Wait for next heartbeat in thread loop; check for connected coordinator (#2622)

dpkp · web-flow · commit 2f95590fc441 · 2025-05-15T14:26:34.000-07:00
diff --git a/kafka/coordinator/base.py b/kafka/coordinator/base.py
@@ -250,6 +250,11 @@ def coordinator(self):
         else:
             return self.coordinator_id
 
+    def connected(self):
+        """Return True iff the coordinator node is connected"""
+        with self._lock:
+            return self.coordinator_id is not None and self._client.connected(self.coordinator_id)
+
     def ensure_coordinator_ready(self, timeout_ms=None):
         """Block until the coordinator for this group is known.
 
@@ -1058,28 +1063,28 @@ def _run_once(self):
         self.coordinator._client._lock.acquire()
         self.coordinator._lock.acquire()
         try:
-            if self.enabled and self.coordinator.state is MemberState.STABLE:
-                # TODO: When consumer.wakeup() is implemented, we need to
-                # disable here to prevent propagating an exception to this
-                # heartbeat thread
-                # must get client._lock, or maybe deadlock at heartbeat 
-                # failure callback in consumer poll
-                self.coordinator._client.poll(timeout_ms=0)
-
             if not self.enabled:
                 heartbeat_log.debug('Heartbeat disabled. Waiting')
                 self.coordinator._client._lock.release()
                 self.coordinator._lock.wait()
-                heartbeat_log.debug('Heartbeat re-enabled.')
+                if self.enabled:
+                    heartbeat_log.debug('Heartbeat re-enabled.')
+                return
 
-            elif self.coordinator.state is not MemberState.STABLE:
+            if self.coordinator.state is not MemberState.STABLE:
                 # the group is not stable (perhaps because we left the
                 # group or because the coordinator kicked us out), so
                 # disable heartbeats and wait for the main thread to rejoin.
                 heartbeat_log.debug('Group state is not stable, disabling heartbeats')

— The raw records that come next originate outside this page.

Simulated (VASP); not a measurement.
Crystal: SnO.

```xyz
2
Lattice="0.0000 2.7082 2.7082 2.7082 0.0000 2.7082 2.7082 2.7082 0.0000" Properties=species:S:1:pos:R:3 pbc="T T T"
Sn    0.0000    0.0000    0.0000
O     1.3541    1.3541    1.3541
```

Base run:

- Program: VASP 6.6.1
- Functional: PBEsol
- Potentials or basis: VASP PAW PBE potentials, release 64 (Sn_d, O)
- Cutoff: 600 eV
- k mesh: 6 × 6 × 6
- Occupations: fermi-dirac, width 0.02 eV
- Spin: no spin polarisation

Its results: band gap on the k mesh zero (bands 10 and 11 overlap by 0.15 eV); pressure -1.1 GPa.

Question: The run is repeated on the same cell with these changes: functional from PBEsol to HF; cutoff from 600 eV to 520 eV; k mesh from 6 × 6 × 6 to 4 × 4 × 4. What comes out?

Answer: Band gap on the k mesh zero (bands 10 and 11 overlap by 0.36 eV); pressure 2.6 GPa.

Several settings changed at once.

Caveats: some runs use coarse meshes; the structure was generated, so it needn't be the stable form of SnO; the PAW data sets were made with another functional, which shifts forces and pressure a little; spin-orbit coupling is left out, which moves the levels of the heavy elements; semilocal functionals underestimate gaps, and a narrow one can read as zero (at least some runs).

                 self.disable()
+                return
+
+            # TODO: When consumer.wakeup() is implemented, we need to
+            # disable here to prevent propagating an exception to this
+            # heartbeat thread
+            self.coordinator._client.poll(timeout_ms=0)
 
-            elif self.coordinator.coordinator_unknown():
+            if self.coordinator.coordinator_unknown():
                 future = self.coordinator.lookup_coordinator()
                 if not future.is_done or future.failed():
                     # the immediate future check ensures that we backoff
@@ -1088,6 +1093,10 @@ def _run_once(self):
                     self.coordinator._client._lock.release()
                     self.coordinator._lock.wait(self.coordinator.config['retry_backoff_ms'] / 1000)
 
+            elif not self.coordinator.connected():
+                self.coordinator._client._lock.release()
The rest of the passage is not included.